Despite inconsistent play, Eli Manning still key to Giants' success

For nine years, New York Giants coach Tom Coughlin has had a front-row seat to watch his quarterback, Eli Manning, mix scintillating performances with woeful outings.

But despite Manning's flaws and missteps, Coughlin would never have gotten his two Super Bowl rings without the mercurial quarterback. That's why even after New York stumbled badly in last Sunday's 34-0 battering by the Atlanta Falcons, Coughlin's confidence in Manning hasn't wavered.


"Eli is our leader," Coughlin said. "He is our leader on offense, and he provides the spark that rallies our whole team around. Even our defense and our special teams revolve around him."

If that's true, how Manning fares will play a significant role in Sunday's contest between the Giants and Ravens, two teams that urgently need a victory.

A Ravens win would give them the AFC North title and a home game in the first round of the playoffs. A New York victory would move the reigning Super Bowl champion one step closer to capturing the NFC East.

That prospect — more than his personal highs and lows this season — is what drives Manning.

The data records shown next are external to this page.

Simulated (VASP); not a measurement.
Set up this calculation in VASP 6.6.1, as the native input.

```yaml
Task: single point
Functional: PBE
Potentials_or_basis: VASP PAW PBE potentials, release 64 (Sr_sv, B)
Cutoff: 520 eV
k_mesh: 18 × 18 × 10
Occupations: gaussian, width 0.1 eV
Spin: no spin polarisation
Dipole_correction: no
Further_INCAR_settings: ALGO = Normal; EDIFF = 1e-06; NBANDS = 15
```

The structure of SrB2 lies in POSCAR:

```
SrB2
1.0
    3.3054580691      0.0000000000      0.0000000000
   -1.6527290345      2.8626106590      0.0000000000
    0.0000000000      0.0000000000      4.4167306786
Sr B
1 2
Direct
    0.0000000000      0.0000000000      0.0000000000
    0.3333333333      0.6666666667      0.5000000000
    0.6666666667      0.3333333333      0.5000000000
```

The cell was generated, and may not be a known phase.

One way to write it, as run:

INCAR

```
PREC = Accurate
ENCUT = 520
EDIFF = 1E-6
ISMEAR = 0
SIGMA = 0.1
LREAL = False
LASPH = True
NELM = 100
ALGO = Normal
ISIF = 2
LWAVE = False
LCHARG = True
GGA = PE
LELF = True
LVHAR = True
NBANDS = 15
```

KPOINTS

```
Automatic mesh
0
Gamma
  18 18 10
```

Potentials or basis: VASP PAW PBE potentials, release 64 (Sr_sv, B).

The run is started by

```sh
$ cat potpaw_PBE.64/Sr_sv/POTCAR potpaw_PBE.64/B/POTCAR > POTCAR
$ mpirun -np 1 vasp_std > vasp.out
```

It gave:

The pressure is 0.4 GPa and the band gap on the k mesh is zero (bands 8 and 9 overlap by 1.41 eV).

"The only way I can look at it is that we have two games left and a chance to make the playoffs," he said. "In that sense, you can be proud of that and happy about that. It can always be worse, and it can always be better. This is the circumstance that we are in, and we have to be excited about our opportunity."

Manning is in the midst of a wildly erratic stretch. He has alternated victories over the Green Bay Packers and New Orleans Saints in which he compiled seven touchdowns against just two interceptions with losses to the Washington Redskins and Falcons in which he has tossed just one touchdown and two interceptions.

He looked particularly inept last Sunday. He threw for just 161 yards and was intercepted twice by Atlanta's defense.

That inconsistency has given doubters new fodder to question Manning's resume against other multiple Super Bowl-winning quarterbacks, like the New England Patriots' Tom Brady and the Pittsburgh Steelers' Ben Roethlisberger. But Manning said he has avoided the temptation to feel frustrated by his play.


"It's just football," he said. "Not every game goes as planned. You just have to play to the opportunity that you have and the situations that you're in and try to make the best decision, the best play you can make on every play.

"That's what I am working on, that's what I am trying to do. All you can do is try to learn from the previous game, but really understand what lies ahead of you, what the future is and what you can deal with, what you can worry about and just try to go out there and play your best."

The Ravens have no preconceived notions about which Manning will show up Sunday at M&T Bank Stadium. Cornerback Cary Williams said everything regarding the defense's game plan revolves around Manning, and defensive tackle Haloti Ngata said the Ravens can't expect to unnerve Manning as easily as they have attacked other quarterbacks.

"I think you can do that with a lot of quarterbacks, but with him, he's a veteran quarterback that has won some Super Bowls," Ngata said. "So you just can't bet on those things and think you're going to rattle him and forget that he can get hot again. So you just have to make sure that you play consistent football throughout the whole game or the game can get out of hand."

Statistically, Manning ranks in the middle of the pack in the NFL in completions (294, which is good for 13th), passing touchdowns (20, tied for 15th) and completion percentage (60.4, 18th). But Ravens defensive coordinator Dean Pees said those numbers are just a small glimpse into Manning's impact on a game.

"You look at their routes and the balls that he's thrown that are great passes, and those are the ones that you really look for, and those are the ones that you kind of expect," Pees said.


Coughlin is expecting to see the quarterback who has amassed 23 game-winning drives in the regular season. After all, that's what he is accustomed to witnessing.

"He's spectacular," Coughlin said. "I've enjoyed every second of it — from the time that he was drafted, going through the difficult times that every young quarterback goes through when they are first initiated into the game, and then watching his development and the way he's played in big games.

"A year ago, when we came from behind seven times, and he just put his team on his back and brought our team to victory seven or eight times with two-minute drives at the end. … It's been a very, very unique experience to coach an outstanding player like Eli."